The owners of a mining property in Nevada are being forced off their land by the U.S. Air Force, which is seeking to expand its testing capabilities near and around the secretive Area 51 military base.

Last month, the Air Force gave owners of the Groom Mine, which overlooks the notorious government installation at Groom Lake, the option to accept a “last best offer” of $5.2 million or face forfeit and eviction under eminent domain laws.

“The land has become an increasingly greater safety and security risk as demand for test and training opportunities have increased,” a press release from Nellis Air Force Base said last month.

But the land’s property owners have as yet stood firm, refusing the government’s offer.


Mine co-owners and cousins Joseph and Barbara Sheahan say they and 20 other co-owners would rather keep the land their forebearers worked hard to tend for over a century.

“What they really want to buy is our property, our access rights and our view,” Henderson, Nevada, resident Joseph Sheahan, 54, told the Associated Press.

“We prefer to keep our property, but it’s for sale under the right price at the right conditions,” said Sheahan. “Why don’t they ask themselves what it cost my family over the years in blood, sweat, tears and money?”

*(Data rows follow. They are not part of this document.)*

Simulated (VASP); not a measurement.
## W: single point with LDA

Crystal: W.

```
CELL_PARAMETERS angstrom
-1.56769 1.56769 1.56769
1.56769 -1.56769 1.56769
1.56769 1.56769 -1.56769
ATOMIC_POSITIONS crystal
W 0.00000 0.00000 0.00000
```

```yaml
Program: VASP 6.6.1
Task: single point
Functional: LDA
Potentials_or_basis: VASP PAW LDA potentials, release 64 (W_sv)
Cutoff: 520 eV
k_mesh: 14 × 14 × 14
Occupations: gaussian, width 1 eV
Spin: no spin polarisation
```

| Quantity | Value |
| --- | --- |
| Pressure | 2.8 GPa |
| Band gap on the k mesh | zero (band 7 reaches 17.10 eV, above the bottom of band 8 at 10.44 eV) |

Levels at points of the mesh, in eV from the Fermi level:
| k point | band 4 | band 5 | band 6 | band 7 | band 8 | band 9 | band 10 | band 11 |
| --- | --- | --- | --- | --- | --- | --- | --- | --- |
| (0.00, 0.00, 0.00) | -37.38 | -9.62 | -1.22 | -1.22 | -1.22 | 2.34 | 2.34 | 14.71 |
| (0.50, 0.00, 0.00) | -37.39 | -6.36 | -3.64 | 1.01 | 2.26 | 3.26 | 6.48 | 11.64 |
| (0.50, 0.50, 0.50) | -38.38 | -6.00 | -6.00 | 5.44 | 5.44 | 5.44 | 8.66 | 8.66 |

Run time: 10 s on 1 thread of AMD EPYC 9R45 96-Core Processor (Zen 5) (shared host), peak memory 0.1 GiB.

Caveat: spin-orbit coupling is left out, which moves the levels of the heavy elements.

The Sheahan’s mines have been in their family since the 1800s, starting with applications for mineral rights patents back in May 1876, which the family shows were signed by 18th president Ulysses S. Grant.

The land surrounding the mine’s nearly 400-acre property has increasingly grown inhabited by the feds, who say they ultimately want to utilize the property “because the size and remoteness of the area enables military test and training activities that cannot be completed in other national training areas,” according to Col. Thomas Dempsey.

A letter from the Sheahan’s grandparents to the US attorney general in 1959 indicates government nuclear testing around the area contributed to the decline of their ore mining industry, reports the AP.

“Nuclear tests then began in 1951, their mine mill mysteriously exploded in 1954 and they ran out of money to seek reparations from the government in 1959,” writes the AP’s Ken Ritter.

The Air Force contends its attempt to forcefully eject the land owners will increase national security, and could ultimately save taxpayers millions.

“We understand the landowners’ connection to the land, but we must also consider the demands of national security,” said Jennifer Miller, Deputy Assistant Secretary of the Air Force for Installations.

Groom Lake is familiar to investigators of extraterrestrial lore and fans of The X-Files as the location of Area 51, the government’s ultra-clandestine test site which many believe is used to study secretive hyper-propulsion technologies.